When to Choose UPC (Profile and Triggers)

The UPC is the stronger forum when a patentee needs pan-European relief from a single set of proceedings, particularly against a multinational infringer operating across multiple Contracting Member States. It is also advantageous where the patent is strong on validity (minimising the revocation risk) and the patentee wants to establish UPC precedent. The UPC’s ability to grant a single injunction covering all Contracting States eliminates the need for parallel national proceedings, a significant cost saving where infringement spans multiple jurisdictions.

When to Keep National Italian Proceedings (Profile and Triggers)

Italian national courts remain the preferred forum where the infringement is concentrated in Italy, the patent may face validity challenges (limiting pan-European revocation risk), or the patentee wants to leverage Italy’s mature descrizione procedure and established PI practice. The reformed Italian system, with compressed timelines and enhanced telematic filing, is now more competitive on speed. National proceedings also avoid the UPC’s higher court fees and the risk that a defendant will bring a central revocation action. For disputes involving Italian-language technical evidence or Italian manufacturing operations, national courts offer practical advantages in managing the evidentiary record.

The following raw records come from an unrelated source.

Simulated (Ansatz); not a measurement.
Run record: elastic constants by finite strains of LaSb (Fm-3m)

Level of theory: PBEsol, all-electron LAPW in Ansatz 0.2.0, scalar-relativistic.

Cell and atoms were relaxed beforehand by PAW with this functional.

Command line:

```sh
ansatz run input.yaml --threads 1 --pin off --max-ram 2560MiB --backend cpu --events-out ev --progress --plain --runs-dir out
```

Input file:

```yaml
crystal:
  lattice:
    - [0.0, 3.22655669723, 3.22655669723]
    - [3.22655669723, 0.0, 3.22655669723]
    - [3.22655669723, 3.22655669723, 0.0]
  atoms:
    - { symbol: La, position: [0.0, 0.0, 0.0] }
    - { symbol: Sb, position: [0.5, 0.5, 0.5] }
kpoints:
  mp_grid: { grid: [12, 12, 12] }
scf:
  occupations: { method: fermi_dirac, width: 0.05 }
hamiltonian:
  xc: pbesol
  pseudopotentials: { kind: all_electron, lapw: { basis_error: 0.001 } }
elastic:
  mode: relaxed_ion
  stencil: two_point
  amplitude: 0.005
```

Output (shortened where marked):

Interim Relief and Evidence Preservation, Tactical Playbook for Patent Injunctions in Italy

Ex-Parte Measures and Standards in Italy

The two-part test for obtaining interim relief in patent cases remains anchored in fumus boni iuris (likelihood of success on the merits) and periculum in mora (urgency). The 2026 procedural reforms do not change this substantive standard but significantly accelerate the mechanics of obtaining relief.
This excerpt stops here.